On Tuesday of Thanksgiving week we found ourselves visiting the Freud Museum where I was pleased (relieved?) to learn that Freud himself was quite an avid collector-traveler. A display cabinet in his carefully preserved waiting room showcased small, handcrafted collectibles--souvenirs from world travels, a display which offered this collector-traveler some consolation. Not to be outwitted, nor outcollected, I made a major discovery mere steps away from our morning history lesson: a thrift store.
Everywhere.
A small "charity shop" (as the Europeans say), the small rooms were packed with household goods, clothing, and (in their deservedly own special room) books! I'm a fiendish book lover. Give me a good bookstore and I'm set for the afternoon. Give me a neatly organized collection of books in a thrift store and I'm good while Mari is devouring the clothing aisles. Although I don't read German, I found it amusing and particularly comforting to recognize book jackets of familiar novels and authors in this tidy backroom library. One thing I've noticed about books in thrift stores outside the states is that there is always more than one language represented. In this case there were separate sections with French, Italian, and Spanish novels, in addition to German.
We actually came away from the Volkshilfe (people's aid) Secondhand Shop with some bargains, including a beautifully patinaed cast iron bundt cake pan and a sweet little faceted glass vase--both on sale that day, thank you very much. The cake pan scrubbed up very nicely and remains to be christened in its new American home, but the vase has already fulfilled its floral function on more than one occasion.

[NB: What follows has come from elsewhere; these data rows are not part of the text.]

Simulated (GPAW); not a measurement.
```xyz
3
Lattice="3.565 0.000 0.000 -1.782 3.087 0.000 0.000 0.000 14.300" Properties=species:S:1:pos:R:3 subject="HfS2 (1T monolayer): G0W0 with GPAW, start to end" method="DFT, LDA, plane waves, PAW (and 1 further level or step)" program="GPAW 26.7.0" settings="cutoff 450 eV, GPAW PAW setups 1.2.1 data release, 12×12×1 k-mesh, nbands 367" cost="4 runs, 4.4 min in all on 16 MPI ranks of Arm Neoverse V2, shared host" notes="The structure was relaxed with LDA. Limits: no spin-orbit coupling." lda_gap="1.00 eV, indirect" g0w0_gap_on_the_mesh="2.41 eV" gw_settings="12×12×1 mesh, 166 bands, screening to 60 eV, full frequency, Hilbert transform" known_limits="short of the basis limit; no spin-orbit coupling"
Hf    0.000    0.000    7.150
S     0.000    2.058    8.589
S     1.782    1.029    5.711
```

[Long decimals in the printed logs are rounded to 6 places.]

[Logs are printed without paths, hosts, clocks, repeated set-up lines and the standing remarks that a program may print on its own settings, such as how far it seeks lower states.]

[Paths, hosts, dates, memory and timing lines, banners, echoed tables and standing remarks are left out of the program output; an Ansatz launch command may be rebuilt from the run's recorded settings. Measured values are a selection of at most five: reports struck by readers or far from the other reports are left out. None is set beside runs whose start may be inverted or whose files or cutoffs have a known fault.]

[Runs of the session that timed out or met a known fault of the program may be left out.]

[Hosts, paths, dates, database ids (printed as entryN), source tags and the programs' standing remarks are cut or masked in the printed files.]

was here that I fell into a deep love (Mari and the Vienna Psychoanalytic Society would say obsession) with a beautifully hand-carved/turned/stained nativity set. I looked and asked and touched and thought and... walked away.
Didn't I say to buy it
if it speaks to you?!
I am happy to report that the Christmasmarketed wooden nativity set is proudly on display in our living room and yes, I realize it's the middle of March.
That's me up there admiring an attractively enticing display of cured meats and homemade cheeses like it's some museum display. Look. Admire. (cue stomach grumbles) Walk away. Not to worry; we sampled plenty of local treats including my first cronut (overflowing with Nutella!). Even if you are not an avid fleamarketer nor collector of holiday regalia--if you are a foodie--the Vienna Christmas markets are their own scrumptiously satisfying experience.